You might need a crash course of re-zoning opposition tips if you receive an alarming
paper or electronic notice about a zoning change in your neighborhood.
Professionals would write that as rezoning. (Many readers don't do the same.)
In many places, the property owner can initiate the rezoning proposal, which also might be called a zoning amendment, change, or petition, just because he or she wants to.
The owner may not be required to tell you or the public what the plans for the property are, even though that is the first thing that you as a neighbor want to know. And if they tell you, often there's no penalty for lying or changing their mind.
So you have to consider what's the worst case, in terms of the land uses permitted. Someone in the neighborhood needs to get on-line to read the zoning ordinance, which many municipalities now offer.
If you need help understanding what you have read, since many zoning code regulations are not models of clarity, you'll need to ask the city employee in charge of administering the ordinance.
If the ordinance isn't on-line, someone needs to go to city hall or at the very least, talk to a trusted city employee by phone and ask for the entire text pertaining to the proposed zoning classification to be read aloud.
Let's walk through the re-zoning opposition process first. Typically you will have to attend two public meetings in front of two different public bodies. Increasingly these meetings are formal in that a tape recording is being created to serve as the record in case of a zoning lawsuit.
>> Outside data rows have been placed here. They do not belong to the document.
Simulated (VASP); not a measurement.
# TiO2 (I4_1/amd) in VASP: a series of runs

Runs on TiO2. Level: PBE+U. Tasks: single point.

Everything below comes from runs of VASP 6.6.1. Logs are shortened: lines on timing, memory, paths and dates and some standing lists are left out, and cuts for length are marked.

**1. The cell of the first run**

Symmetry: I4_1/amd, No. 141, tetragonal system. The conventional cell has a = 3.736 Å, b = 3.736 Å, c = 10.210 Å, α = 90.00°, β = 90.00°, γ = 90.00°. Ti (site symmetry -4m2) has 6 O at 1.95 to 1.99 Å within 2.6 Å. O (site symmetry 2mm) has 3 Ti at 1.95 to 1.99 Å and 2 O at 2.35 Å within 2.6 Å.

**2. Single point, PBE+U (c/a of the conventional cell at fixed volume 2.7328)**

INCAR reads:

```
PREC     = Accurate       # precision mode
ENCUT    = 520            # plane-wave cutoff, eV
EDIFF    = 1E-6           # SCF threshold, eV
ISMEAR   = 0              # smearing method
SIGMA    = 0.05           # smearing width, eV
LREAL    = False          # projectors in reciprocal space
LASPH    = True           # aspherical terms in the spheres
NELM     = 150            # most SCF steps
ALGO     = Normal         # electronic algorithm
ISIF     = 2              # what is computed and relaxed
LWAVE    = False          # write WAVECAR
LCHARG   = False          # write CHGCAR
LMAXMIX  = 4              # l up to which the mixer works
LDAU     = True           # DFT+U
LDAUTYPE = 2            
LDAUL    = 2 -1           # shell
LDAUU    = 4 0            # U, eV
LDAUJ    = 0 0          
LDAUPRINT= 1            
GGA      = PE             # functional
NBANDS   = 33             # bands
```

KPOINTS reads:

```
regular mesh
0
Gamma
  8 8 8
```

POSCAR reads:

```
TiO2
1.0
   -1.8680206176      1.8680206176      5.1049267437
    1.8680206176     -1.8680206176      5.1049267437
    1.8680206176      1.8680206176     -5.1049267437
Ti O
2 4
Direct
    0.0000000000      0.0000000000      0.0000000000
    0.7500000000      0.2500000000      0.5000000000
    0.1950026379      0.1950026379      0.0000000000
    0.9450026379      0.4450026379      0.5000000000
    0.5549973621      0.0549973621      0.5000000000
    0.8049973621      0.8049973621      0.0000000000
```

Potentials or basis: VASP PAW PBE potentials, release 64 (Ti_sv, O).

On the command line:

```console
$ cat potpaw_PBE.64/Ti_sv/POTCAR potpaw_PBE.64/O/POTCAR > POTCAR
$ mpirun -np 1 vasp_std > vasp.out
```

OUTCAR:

So encourage your re-zoning opposition folks not to exaggerate and otherwise say and do things they will be ashamed of later.
Most places that have zoning also have a planning commission. In all but a few cases, they hold a public hearing on the proposed zoning change first. You and your neighbors need to attend to express your re-zoning opposition.
Even if you are told you can submit a petition or something else that seems relatively painless, you need to show up, even if not everyone in your opposition group is allowed to speak.
The planning commission's action on a re-zoning proposal is only advisory in most states. Learn whether this is true in your community, but also inquire about whether typically the City Council or other governing body follows their advice or ignores it.
Certainly a show of widespread re-zoning opposition will be helpful with the planning commission, although be warned that planning commissions are not as susceptible to public pressure as are City Councils.
After all, the planning commission is a body appointed by some elected official or grouping of them, and they do not have to be elected.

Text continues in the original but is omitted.